# Maximum likelihood observation with a constraint

I have a vector $$\mathbf{x}$$ of $$n$$ real random variables. The random variables can be assumed to follow a multivariate normal or log-normal distribution (assuming $$\mathbf{x}>0$$ is ok). I would like to analytically obtain the probability that the sum of the random variables decreases below a certain threshold, i.e. $${\mathbf{1}^T\mathbf{x}}\leq\sqrt{\mathbf{x}^T\mathbf{Q}\mathbf{x}}$$, where $$\mathbf{1}$$ is a vector $$n$$ ones and $$\mathbf{Q}$$ is a positive definite $$n$$ x $$n$$ real matrix.

I cannot find the distribution of $${\mathbf{1}^T\mathbf{x}}-\sqrt{\mathbf{x}^T\mathbf{Q}\mathbf{x}}$$ or $${\mathbf{1}^T\mathbf{x}}/\sqrt{\mathbf{x}^T\mathbf{Q}\mathbf{x}}$$. Therefore I have started to look for alternative ways to find the probability: Is there any sense to find the maximum likelihood observation s.t. the constraint and then obtain the probability from a cdf? For example, could I apply the normal log-likelihood as follows:

$$\arg\max$$ $$f(\mathbf{x} | \mathbf{\mu},\mathbf{\Sigma}) =\frac{1}{2} [\text{ln}(|\mathbf{\Sigma}|) + \text{n ln}\left (2\pi \right ) + (\mathbf{x}-\mathbf{\mu})^T\mathbf{\Sigma}^{-1}(\mathbf{x}-\mathbf{\mu})]$$

subject to $${\mathbf{1}^T\mathbf{x}}-\sqrt{\mathbf{x}^T\mathbf{Q}\mathbf{x}} \leq 0$$.

If this is nonsense please elaborate why.
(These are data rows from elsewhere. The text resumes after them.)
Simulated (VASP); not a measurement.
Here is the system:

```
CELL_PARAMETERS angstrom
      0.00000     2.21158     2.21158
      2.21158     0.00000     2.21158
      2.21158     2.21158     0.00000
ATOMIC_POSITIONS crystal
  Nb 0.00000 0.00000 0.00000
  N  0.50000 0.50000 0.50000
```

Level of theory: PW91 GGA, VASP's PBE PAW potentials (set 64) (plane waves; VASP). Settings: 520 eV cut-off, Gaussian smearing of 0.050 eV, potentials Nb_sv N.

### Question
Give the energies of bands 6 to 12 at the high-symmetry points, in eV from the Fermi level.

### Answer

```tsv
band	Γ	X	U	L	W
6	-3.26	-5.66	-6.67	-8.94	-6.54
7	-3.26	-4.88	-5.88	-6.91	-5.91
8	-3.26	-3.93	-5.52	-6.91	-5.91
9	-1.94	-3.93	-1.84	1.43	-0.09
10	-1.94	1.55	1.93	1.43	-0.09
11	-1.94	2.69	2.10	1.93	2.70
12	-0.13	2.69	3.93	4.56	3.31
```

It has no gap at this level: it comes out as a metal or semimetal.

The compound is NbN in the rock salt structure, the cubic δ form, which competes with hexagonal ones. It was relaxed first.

• The maximum likelihood is a maximisation in $\theta$ while the constraint is over $\mathbf x$. And a maximisation in $\mathbf x$ returns a curve of lesser dimension than $n$, hence with zero probability. Commented Jan 17, 2021 at 14:05
• Here is a paper on the moments of a ratio of two Normal quadratic forms. Commented Jan 17, 2021 at 14:08

Lets assume $$Q$$ is one of the parameters and you can go on with this optimization. You already constrain your function such that $$1^Tx - \sqrt{x^TQx} \leq 0$$ since the distrb. you end up will satisfy the condition for all values, you will have a empirical prob. of 1. But this will be wrong since you are already forcing it to have prob. of 1.
Here I assuming you obtain the parameters $$\Sigma$$ and $$\mu$$ through MLE then use the CDF of estimated distrb. to find the probabilities.
You need to find the distrb. of $$1^Tx - \sqrt{x^TQx}$$ directly and that is tricky, even in the case you obtain the distrb. there is a good chance there is no close form solution for CDF.
One way I can think of, calculate $$1^Tx - \sqrt{x^TQx}$$ with the data you have, fit a kernel density estimator to values you obtain, then calculate the prob. through CDF of kernel density estimator.